Eye For Film >> Movies >> Dark Water (2005) Film Review
Dark Water
Reviewed by: The Remote Viewer
Once again Hollywood has mined the Far East for a horror movie - and once again the movie is not as good as the original. The main problem with this movie is that it does not offer anything new to fans of horrors or thrillers.
Dahlia (Jennifer Connelly) moves her daughter Ceci (Ariel Gade) into a rundown apartment after a bitter custody battle with her ex-husband (Dougray Scott), but things start to go wrong when damp patches begin to appear on her ceiling and Ceci begins to speak to an imaginary friend, Natascha, who eventually tries to kill her.
Firstly, the good points about the film. Jennifer Connelly turns in a solid performance as usual and Ariel Gade is fine as Ceci, managing to avoid being overbearing, as children often are in movies. Tim Roth and John C.Reilly also turn in okay performances. The atmospheric shots of the grey dank buildings and rundown area of the house are nice and atmospheric.

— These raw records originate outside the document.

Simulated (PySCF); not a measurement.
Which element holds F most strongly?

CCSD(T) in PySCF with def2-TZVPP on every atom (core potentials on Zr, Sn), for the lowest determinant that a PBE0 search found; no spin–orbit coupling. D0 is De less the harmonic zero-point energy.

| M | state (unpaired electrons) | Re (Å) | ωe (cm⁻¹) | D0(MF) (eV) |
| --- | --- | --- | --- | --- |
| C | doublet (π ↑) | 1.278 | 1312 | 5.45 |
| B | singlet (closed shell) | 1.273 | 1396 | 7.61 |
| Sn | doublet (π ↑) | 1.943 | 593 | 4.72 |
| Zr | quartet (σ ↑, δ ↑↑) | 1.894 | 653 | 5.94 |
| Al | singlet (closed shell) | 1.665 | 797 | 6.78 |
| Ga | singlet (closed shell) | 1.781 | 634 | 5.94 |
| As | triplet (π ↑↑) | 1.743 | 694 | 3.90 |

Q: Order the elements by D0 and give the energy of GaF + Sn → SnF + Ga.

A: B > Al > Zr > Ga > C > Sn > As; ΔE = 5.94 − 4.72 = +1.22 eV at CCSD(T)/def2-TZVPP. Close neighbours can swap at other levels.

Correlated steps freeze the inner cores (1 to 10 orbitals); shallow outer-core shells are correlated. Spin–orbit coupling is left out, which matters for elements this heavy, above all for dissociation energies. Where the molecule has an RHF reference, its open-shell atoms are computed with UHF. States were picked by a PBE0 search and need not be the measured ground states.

However, the real problem of the film is that it isn't scary enough. I know it isn't a typical monsters-hunting-screaming-teenage-girls horror movie, but the likes of the Sixth Sense and The Others have handled this type of slow-burning graceful horror with more success than here.
The effects didn't really impress me much and the performance of Pete Postlethwaite as the typical mysterious foreigner and Dougray Scott, complete with bad accent were poor. Worst of all the film has a strange 'happy' coda, which is nowhere near as effective as a similar coda in the Japanese original.
Much of the film's failing is that it focuses on the mental trauma of Dahlia more than on the relationship betweem Ceci and Natascha. if it had focused on the relationship between the two girls, as the Japanese original does, the tension and atmosphere would have been cranked up to levels usually asscociated with horror movies. As it is, some sections of the film meander before the director remembers it is supposed to be a 'horror' movie and decides to throw in a shock from nowhere.
This film proves Hollywood should leave Oriental remakes alone. For the most part they have failed and, sadly, so does Dark Water, particularly compared to some of the other horror/thriller films that have been released in the last couple of years.